The "royal privy council", consisting of counts and barons, used to gather in the Conference Hall, then also known as the Council Chamber. Here decisions were taken concerning the welfare of the population, with the sovereign as sole authority and head of a modern administrative system. The Conference Hall was the political heart of the Residenz. Art, too, was at the service of the repraesentatio majestatis, and music was present everywhere, as an integral part of the festive culture and court ceremonial. Musical soirées, held almost daily, could last for several hours. So not only musicians were necessary, but also composers, since new music had to be written for every festive occasion. They worked under high pressure – and one of these court composers was a certain Wolfgang Amadeus Mozart.
Two archbishops are associated with him: Sigismund Schrattenbach, his patron as a child prodigy, and Hieronymus Colloredo, with whom he played chamber music. Here, at the age of six, Mozart gave his first concert at court, and many of his works – for instance his A major Violin Concerto K219 – were first performed here.

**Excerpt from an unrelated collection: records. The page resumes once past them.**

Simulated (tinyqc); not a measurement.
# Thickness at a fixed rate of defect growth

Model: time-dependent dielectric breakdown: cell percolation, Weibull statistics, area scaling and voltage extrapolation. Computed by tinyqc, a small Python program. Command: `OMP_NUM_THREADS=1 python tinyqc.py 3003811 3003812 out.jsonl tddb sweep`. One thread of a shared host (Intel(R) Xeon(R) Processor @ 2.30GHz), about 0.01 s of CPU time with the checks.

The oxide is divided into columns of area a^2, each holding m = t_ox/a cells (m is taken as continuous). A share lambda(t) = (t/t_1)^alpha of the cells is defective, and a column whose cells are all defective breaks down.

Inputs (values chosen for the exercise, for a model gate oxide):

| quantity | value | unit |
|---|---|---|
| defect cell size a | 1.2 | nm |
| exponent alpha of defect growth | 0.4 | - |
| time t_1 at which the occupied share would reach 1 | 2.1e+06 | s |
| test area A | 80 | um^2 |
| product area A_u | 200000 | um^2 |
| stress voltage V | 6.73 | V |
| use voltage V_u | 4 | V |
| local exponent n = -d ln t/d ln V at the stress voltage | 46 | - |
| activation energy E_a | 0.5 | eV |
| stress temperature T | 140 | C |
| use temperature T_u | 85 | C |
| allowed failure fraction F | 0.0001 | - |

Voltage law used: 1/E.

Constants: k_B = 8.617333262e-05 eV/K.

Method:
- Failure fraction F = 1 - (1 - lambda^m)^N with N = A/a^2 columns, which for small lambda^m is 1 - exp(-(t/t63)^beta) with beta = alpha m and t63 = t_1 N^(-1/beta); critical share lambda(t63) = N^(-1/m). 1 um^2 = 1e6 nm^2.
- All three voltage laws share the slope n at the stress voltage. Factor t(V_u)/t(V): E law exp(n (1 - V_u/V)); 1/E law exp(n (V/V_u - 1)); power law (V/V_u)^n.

In those days, the music of this now esteemed, world-famous genius served as entertainment at all manner of festive occasions, and was regarded as extremely modern – though at the time probably often perceived merely as background music or fringe programme. For this reason, among others, he felt his position at the archiepiscopal court as servitude, and at the age of 25 he resigned his post in Salzburg and went to Vienna.